INCREASING THE FLOW OF CAPITAL FOR GOOD - INVESTING AND GIVING
Against a backdrop of crisis in global capitalism, the UK has in recent years witnessed an explosion in the social enterprise economy. More people are setting up social enterprises than even before and political support continues to grow at all levels and across party political divide. Underlying this growth in social entrepreneurship has been a rapid increase in the supply of social investment and philanthropy capital, fuelling the growth and ambitions of social enterprises up and down the country.
If estimates are to be believed, then we could just be at the tip of the iceberg when it comes to philanthropy capital. Research from Worthstone and Big Society Capital in 2013 suggested that the investor market could generate £165 million of new social investment capital over the next three years and £480 million over the next five years. The report was based on research by Ipsos Mori highlighting unmet appetite for social investment amongst High Net Worth Individuals, who wanted their money to ‘do good’.

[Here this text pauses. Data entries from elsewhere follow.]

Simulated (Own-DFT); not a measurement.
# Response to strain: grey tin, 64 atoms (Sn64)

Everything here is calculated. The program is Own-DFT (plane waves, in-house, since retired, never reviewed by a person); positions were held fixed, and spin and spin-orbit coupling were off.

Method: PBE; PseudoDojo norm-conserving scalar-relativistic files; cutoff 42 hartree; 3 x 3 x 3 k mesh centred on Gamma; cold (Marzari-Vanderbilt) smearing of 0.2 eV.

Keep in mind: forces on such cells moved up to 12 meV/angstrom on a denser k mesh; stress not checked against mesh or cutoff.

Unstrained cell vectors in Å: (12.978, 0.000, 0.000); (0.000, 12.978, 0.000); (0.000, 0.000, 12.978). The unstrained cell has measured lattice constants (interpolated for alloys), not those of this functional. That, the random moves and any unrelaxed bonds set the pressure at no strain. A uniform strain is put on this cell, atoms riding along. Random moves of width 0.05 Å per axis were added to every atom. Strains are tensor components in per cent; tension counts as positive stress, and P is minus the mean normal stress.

The growth in supply of social investment to meet demand should not be taken for granted. As the market for social investment and philanthropy capital matures, so does the requirement to demonstrate the impact of that capital. The UK is currently rich with charities and social enterprises who are working hard to deal with some of the most challenging issues in the UK – such as youth unemployment, financial exclusion, environmental impact and homelessness. But how can they ably demonstrate the impact of their work to provide some form of ‘return’ for investors?
Getting measurement right is absolutely central to ensuring the future growth of the social investment marketplace.
In many ways, social investment is the same as a traditional investment – investment for a return. Financial return is in many ways, easier to understand by conventional investors under standard metrics – an interest rate, revenue share or simply repayment of the amount.
The concept of return for social investment is somewhat more complex. Of course, the foundation of any business model must be sustainability and profit - generating business models. However, when it comes to social investment, the social return is equally, if not more important, not only as the sector matures but also because we may be asking investors to take a lower financial return in exchange for the social impact.
The need to demonstrate social returns has created a whole industry around social impact measurement with a range of competing methodologies and tools – some of them proving very helpful while others are not so useful. An interesting example is the idea of a Social Return on Investment which attempts to attribute financial values to social impacts, such as improved confidence, which can be very subjective. However, there are a range of other tools and techniques, including social accounting methodologies, with similar strengths and limitations in equal measure.
What’s become increasingly apparent, as the sector matures, is that social investors have a range of motivation and different interests. Measurement tools simply cannot be the same across different sectors. For example, measurements to show the impact of an organisation that helps get young people into jobs are unlikely to be suitable for a cultural organisation. Such measurements cannot, therefore, be easily aggregated across social investment portfolios. The impacts are not less important, just different.
At Social Investment Scotland, we decided earlier this year to use the Big Society Capital (BSC) Outcomes Matrix, introduced by BSC as a tool to help grow the marketplace and to help investors make investment across a range of different outcome areas.
This Outcomes Matrix allows organisations to report their social impact using a range of beneficiary level indicators that are appropriate to what they do, or to use other indicators that are more appropriate for them. More importantly, these indicators allow for better storytelling and case studies. While statistics are vital in the hunt for evidence of success, the power of a good story is more powerful than any statistics and much more likely to engage investors looking for a home for their money. The Matrix also allows for the easier aggregation of relevant outcome data with comparable organisations, so as not to be comparing ‘apples with pears’.
SIS’ 2015 Social Impact Report is available to view on the SIS website. There are eight case studies telling eight stories of impact, alongside headline social and economic impact data for the full portfolio of SIS activity. For example, the Outcomes Matrix means we now know that 51% of the beneficiaries of SIS investees are children, young people and families; and 48% those experiencing long-term unemployment – powerful data we were not previously aware of. With SIS investment activity creating over 450 jobs and sustaining over 3,000, a compelling and easily understood story of performance develops.
We must also not forget the role of the social investor. Whilst the industry has focused its attention on the actions required by social enterprises to become better at reporting and measuring, so there must also be a responsibility for social investors to make it easy for organisations to report on their impact. Reporting should not be a barrier to service delivery, particularly when resources at many of these organisations are already stretched.
Ultimately it is incumbent on all parties to develop an effective way of demonstrating social impact, by focusing on the specific impacts that they are looking to achieve – whether cultural, economic, health or environmental. A one size fits all approach will never work within this sector. Whatever the methodology employed, organisations must be able to highlight progress against objectives in order to satisfy a social investor’s appetite for making a difference. Highlighting positive outcomes will benefit both parties and, in a broader sense, help to contribute to the growing base of evidence demonstrating the worth of social investment to both our economy but, more importantly, the wellbeing of people’s lives in communities across the UK.